If you’re not a bit anxious these days, you probably aren’t paying attention.
Tuning out cable news and social media might be an option, but as a news junkie, I find that route impossible.
Enter mindful walking.
To be clear: I am not the mindful type. When it comes to walking (or any other exercise), I’ve always been about the burn. To keep my type 2 diabetes in check, working out means working at the highest level of exertion to torch maximum calories and lower blood sugars.
Yet over the last months spent sheltering in place, I’ve had a shift in attitude. While I still hit my stationary bike for a fast hour four times a week and complete a full body weight workout three times a week, I’ve noticed that other, more contemplative activities have gained more appeal. For the first time in my life, I’ve started a regular yoga class (online, of course) and added meditative walking to my day.
Neither activity eats up calories or sends my glucose down as fast as my more strenuous workouts. But the two have helped me combat anxiety and stress, both of which can also raise blood sugars.
My first encounter with mindful walking was a fiasco. Several years back, during a meditation retreat in Italy, our Zen master, a woman of very few words, led a group of us back and forth between a small stand of trees. Watching me jump into the lead, she approached and whispered, “You have an airport walk.”
At first her words made no sense. But as she slipped behind and I continued to barrel forward, her words caught me: I was racing through the secluded countryside as if I were hurrying to catch a plane.
At the time, though, I shook her off. The entire concept of going slow annoyed me. Life was short! Why not hurry to get where you wanted to go?
But sequestered at home, I’ve had a change of heart. In the absence of people to meet and places to go, I’ve developed an odd and inexplicable appreciation for taking my time: eating more slowly, savoring a glass of wine, even taking my time folding clothes.

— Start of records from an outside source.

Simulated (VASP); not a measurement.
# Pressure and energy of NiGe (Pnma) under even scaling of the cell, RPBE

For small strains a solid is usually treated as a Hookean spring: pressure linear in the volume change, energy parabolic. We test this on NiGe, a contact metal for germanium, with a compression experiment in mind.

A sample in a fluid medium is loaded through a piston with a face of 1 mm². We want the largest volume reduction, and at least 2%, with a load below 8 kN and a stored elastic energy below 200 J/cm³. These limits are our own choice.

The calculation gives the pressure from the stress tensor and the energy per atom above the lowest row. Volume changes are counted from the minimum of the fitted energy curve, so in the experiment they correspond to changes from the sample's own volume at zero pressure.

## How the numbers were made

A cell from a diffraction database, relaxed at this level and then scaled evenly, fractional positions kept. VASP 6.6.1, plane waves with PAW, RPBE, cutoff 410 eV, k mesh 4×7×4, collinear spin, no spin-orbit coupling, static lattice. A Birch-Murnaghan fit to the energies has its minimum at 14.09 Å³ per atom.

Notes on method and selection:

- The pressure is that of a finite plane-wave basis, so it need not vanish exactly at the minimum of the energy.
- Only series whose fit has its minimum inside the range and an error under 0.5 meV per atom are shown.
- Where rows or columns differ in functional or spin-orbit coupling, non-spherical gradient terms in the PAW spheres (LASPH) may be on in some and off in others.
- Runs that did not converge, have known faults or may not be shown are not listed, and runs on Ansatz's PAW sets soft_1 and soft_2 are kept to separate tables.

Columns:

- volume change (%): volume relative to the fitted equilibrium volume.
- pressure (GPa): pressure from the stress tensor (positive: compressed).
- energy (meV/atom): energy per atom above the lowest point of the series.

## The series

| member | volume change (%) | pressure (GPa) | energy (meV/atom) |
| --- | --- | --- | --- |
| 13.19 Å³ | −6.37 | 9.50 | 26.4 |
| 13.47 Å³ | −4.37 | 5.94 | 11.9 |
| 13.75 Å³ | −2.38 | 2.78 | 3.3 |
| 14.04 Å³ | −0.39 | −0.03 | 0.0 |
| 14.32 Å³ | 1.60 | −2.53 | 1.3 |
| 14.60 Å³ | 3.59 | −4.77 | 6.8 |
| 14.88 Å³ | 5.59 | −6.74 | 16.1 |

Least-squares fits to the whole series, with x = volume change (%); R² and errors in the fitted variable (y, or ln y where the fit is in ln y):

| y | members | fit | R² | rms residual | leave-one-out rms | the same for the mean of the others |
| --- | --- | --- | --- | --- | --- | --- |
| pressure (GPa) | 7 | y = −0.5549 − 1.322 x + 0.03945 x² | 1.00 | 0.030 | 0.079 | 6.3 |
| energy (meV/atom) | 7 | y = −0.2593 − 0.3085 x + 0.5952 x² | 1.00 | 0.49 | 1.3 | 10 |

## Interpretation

And, I’ve been practicing walking mindfully. Rather than fixing on how far or fast I can go, I’ve focused on sensations that I might otherwise ignore. Like how my breath enters and leaves my body, the feel of the ground beneath the balls of my feet, how my head balances on my neck. And when my mind inevitably wanders or I feel myself speeding up, I gently guide myself back to the sensations of propelling myself through space and nothing else.
All of this is harder than it sounds, but with practice, you might find yourself looking forward to these moments of escape from the tensions of your day. The steps may not be aerobic, but sometimes slow going gets you places you might not expect.